It’s a loosely defined movement that shelters dozens of individual ideas and motives. Everyone has their own impressionistic definition of what it means. You could be talking about the Occupy encampments that sprung up across the U.S. and beyond over the last 10 months. Or you could be talking about the Capital Fringe Festival.

In a handful of plays currently on Fringe’s makeshift stages, you get both the scrappy protest movement and the scrappy production aesthetic. The pairing makes sense: Fringe was occupying our stuffier stereotypes of theater long before Occupy Wall Street dug in at New York’s Zuccotti Park last September (and soon after in D.C.’s McPherson Square and Freedom Plaza).

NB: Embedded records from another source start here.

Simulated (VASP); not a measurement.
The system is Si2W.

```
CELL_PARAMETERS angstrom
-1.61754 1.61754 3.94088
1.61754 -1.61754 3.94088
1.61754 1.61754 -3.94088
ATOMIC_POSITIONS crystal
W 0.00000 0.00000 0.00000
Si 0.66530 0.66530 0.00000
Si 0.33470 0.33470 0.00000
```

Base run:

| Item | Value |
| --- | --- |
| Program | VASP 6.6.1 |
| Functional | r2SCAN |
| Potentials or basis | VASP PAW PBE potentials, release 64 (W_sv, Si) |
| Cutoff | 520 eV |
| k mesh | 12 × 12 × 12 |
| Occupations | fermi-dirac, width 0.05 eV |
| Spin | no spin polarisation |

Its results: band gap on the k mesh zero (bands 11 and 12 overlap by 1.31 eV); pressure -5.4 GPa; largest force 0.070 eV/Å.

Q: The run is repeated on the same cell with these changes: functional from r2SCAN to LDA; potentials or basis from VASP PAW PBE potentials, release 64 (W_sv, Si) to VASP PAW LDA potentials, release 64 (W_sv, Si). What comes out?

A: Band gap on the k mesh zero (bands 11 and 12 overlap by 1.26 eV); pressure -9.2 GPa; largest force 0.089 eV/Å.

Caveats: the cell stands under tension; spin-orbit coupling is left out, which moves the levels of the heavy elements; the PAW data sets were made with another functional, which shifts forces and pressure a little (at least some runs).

It’s hard, of course, to argue that two or three shows constitute a trend in a festival of 130. Certainly, Occupy isn’t the only motif on this year’s Fringe slate. But the protest movement, even as it fades from our cities’ public spaces, remains in the zeitgeist. It’s natural that artists would want to address it in some way, whether on a budget of $250 or $250 million. The Dark Knight Rises, for example, attempts to tap this topical vein the way good genre films often do: One of the Batman sequel’s big set pieces is a raid on a stock exchange, and later there’s a montage of (presumably) rich people being dragged from their swanky homes or attacked on the street as part of a populist uprising—although “populist” does not typically mean “incited by a nuclear-armed supervillian in a creepy bondage mask.”

Still, I’d argue the movie’s attempt to lacquer its tale of a 73-year-old corporate-owned superhero in a veneer of topicality is more legit than that of the Capital Fringe show Arlen and Berlin Occupy the Fringe. Presented by the 30-year-old musical theater outfit The In Series, the show is a revue of classic songs composed by Howard Arlen and Irving Berlin, bridged by a few gee-willickers lines of dialogue about how the singers are all down on their luck and seeking solace among the protesters. (“We are at Freedom Plaza. Let’s enjoy our freedom!”) It’s a perfectly nice show if you enjoy the music (I do), but it’s about Occupy to roughly the same extent that Footloose is about farming.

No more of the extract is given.